Mutual funds are diversified, managed pool of money. Many customers put money into a fund that is pooled with other customer funds. With the pooled money of many people, the fund manager buys stock in companies. Since client’s money is diversified amongst many stocks within the mutual fund, risk is minimized. There are thousands of mutual funds available today, each with its own investment philosophy and performance objectives. Before investing in mutual funds it is important to understand the investment objectives of each fund and expenses associated with investing.



Load & No-Load Funds

Mutual funds come in two types, Load and No Load. A loaded fund charges an upfront sales charge on whatever amount you buy. Commissions can vary, but typically are around 3% to 6% on invested money. A No Load fund does not charge a sales charge; therefore all your money goes to work for you immediately.

At first glance it may seem that No-Load funds are the smart choice. This may not always be the case. Although Load Funds charge sales charge, depending on the funds investment performance history, it may be worth the nominal sales charge. Every mutual fund regardless of Load or No Load charges an expense ratio. This is the amount of money each fund needs to operate and manage the portfolio. These fees vary from fund to fund, and it is important to know what they are.



Closed-End & Open-End Funds

Two other variations in funds exist; these are closed-end & open-end funds. Most mutual funds are open-end funds.


Open-End Funds

Everyday at the close of the stock market,  open-end funds are recalculated and receive a net asset value. The net asset value is the value of the funds assets divided by the number of shares that people own.

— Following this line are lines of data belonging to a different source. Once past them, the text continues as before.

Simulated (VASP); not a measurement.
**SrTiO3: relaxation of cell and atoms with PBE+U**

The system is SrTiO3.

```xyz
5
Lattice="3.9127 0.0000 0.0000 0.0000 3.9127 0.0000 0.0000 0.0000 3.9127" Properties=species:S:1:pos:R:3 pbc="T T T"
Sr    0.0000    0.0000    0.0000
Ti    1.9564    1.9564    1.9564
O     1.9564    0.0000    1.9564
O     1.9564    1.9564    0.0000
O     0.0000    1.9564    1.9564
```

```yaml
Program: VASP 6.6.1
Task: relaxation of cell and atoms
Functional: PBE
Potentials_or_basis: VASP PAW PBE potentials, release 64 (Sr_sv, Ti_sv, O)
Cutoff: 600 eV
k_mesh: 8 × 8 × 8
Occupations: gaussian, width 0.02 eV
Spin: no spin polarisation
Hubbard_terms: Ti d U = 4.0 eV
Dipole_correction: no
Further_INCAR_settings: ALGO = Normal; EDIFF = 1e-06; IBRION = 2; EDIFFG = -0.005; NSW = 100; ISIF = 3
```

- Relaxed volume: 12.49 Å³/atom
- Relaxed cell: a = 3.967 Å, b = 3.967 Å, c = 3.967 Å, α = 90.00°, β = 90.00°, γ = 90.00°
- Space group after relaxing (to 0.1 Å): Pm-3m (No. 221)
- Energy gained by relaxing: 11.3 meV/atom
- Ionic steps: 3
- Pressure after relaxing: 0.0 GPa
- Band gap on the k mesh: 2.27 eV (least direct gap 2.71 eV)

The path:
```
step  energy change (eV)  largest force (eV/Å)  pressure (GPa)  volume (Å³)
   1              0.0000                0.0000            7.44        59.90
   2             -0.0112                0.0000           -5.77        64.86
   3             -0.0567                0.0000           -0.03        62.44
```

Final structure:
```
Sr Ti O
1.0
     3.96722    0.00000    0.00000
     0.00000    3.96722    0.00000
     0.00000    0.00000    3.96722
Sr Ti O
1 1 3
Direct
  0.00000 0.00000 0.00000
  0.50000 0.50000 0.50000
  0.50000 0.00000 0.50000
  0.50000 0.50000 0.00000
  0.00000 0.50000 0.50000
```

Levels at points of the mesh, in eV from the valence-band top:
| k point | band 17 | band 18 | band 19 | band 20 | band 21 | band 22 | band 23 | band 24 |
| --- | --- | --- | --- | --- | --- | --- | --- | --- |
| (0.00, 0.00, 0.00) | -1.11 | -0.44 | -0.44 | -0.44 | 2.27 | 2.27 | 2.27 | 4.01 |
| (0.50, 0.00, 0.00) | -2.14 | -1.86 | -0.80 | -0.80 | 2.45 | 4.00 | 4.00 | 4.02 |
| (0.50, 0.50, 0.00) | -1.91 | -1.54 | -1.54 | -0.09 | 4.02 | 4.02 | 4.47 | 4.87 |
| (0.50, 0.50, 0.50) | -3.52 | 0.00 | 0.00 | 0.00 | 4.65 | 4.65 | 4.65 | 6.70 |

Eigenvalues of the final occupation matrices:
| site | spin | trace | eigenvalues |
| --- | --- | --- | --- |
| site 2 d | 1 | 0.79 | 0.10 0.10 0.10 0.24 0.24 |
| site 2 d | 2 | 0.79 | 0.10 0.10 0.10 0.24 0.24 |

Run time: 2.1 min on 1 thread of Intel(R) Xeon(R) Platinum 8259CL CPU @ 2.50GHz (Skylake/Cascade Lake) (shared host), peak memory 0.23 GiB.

For example:  If at the close of the trading on the New York Stock Exchange, a fund had a total net asset value of $10,000,000,  and there were 1,000,000 shares outstanding, then each share would be worth $10. If you owned 1000 shares, your investment would be worth $10,000. Every day you can look up your mutual fund in the financial papers and view the funds per share price. As the assets accumulate, so does your investment. The reverse can also happen. If the funds assets decrease in value, then your investment will also decrease.


Closed-End Funds

A closed-end fund shares trade like the stock of a company. There are a limited number of shares that can be issued and traded. In order to purchase shares in a closed-end fund, there must be someone willing to sell their shares. Just like stocks, a broker can place your order, and coordinate the buying and selling of your shares. Because there may be a demand for a closed-end fund, the price per share may not necessarily reflect an underlying value. The market determines the price of a closed-end fund.



Regardless of your investment philosophy, there is typically a mutual fund that has the same investment goals and investment philosophy  as you. Finding the right fund and matching your risk tolerance to the fund's risk is vitally important. If you are a self-directed investor you can do the homework by calling the different fund companies and asking for a prospectus. Your broker can also supply you with the prospectus of most funds. Investing wisely is the surest road to a sound financial future.